Of course not everything on the time line is connected, and a great deal of useful information is somewhere else in the data (I hope). Still, it is the visual relationships that forces me to pay attention. For instance, here are a few of the things the parallel stream would make me think about.
- At the beginning of the program everyone assumed that all relevant labor crafts would agree to participate. This was a reasonable, but incorrect assumption, and goes a long way to explaining why the start of the program was delayed. This event may end up having serious consequence for the success of the program because it shortens the time between full implementation and the end of the test period. (The end is a hard stop.)
- I also recorded the labor dispute as an undesirable unexpected consequence. I’m still thinking about this. It was “unexpected’, but by no means “unexpectable“. (It’s pretty close to the “foreseeable” category in my typology of evaluation uncertainty). So is it a critical incident, an unexpected consequence, or both? Ultimately I will make the decision based on how useful each choice will be explaining the program.

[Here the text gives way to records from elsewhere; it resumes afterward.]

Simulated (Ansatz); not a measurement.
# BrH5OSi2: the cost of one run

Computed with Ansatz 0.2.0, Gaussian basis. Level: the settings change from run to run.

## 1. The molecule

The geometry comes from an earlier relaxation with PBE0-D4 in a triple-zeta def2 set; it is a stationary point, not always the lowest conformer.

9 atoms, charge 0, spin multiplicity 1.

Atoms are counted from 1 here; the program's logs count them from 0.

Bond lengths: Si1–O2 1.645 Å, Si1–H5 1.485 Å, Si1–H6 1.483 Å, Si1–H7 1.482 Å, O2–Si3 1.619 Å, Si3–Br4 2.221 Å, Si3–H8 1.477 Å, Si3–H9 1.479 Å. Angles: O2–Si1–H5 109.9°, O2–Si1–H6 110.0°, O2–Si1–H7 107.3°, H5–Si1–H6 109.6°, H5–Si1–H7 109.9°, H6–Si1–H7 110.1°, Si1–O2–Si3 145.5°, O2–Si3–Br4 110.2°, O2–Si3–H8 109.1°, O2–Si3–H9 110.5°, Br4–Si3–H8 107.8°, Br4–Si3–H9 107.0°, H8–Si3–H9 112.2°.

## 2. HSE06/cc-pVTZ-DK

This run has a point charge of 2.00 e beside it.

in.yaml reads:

Once the site was chosen, small scale testing took place in about the same amount of time as was estimated in the original timeline. This, despite the fact that a surge in business (second critical incident) is something that would reasonably be expected to slow down implementation. Odd. This observation makes it worthwhile to take a deep dive look at how the small scale test was actually implemented, who did it, and why it could have been done on time. Knowing that might make for useful advice to anyone working in similar conditions.
- The longest time lag was between small scale testing and full scale implementation. The critical incidents provide a clue as to why this delay took place.
- A combination of weather and new hiring may have been the proximate reasons why full scale implementation was delayed for so long.
- I’d also look at whether the surge in business was still going on, because that might also be contributing to the delay.
A tangent on how I interpret critical incidents and consequences
I treat the critical incidents as only one possible hypothesis. They are not the only explanation, but they provide a good place to start, and frequently, they do provide the correct explanation. But It is entirely possible that other factors may be at play. For instance.
- There may be incidents that nobody thought of as “critical”, or even knew about, that were responsible. Maybe nobody attributed much importance to the fact that the steering committee missed a few meetings. Perhaps people did not know that the corporate representative was distracted by other pressing matters, and thus did not attend to some important behind the scenes decisions.
- Another plausible explanation is the “stuff happens” hypothesis. Here, an accumulation and interaction of small events combine to have large consequences for the course of events.
- In an ideal world my program monitoring system would detect all of these possibilities. But if I lived in an ideal world I would not have to do this evaluation in the first place. What I can do is to:
- Set up the regular check-in monitoring plan so as to include as many “close observers” of the scene as possible, and
- Set up the project budget to allow me to do some additional investigation.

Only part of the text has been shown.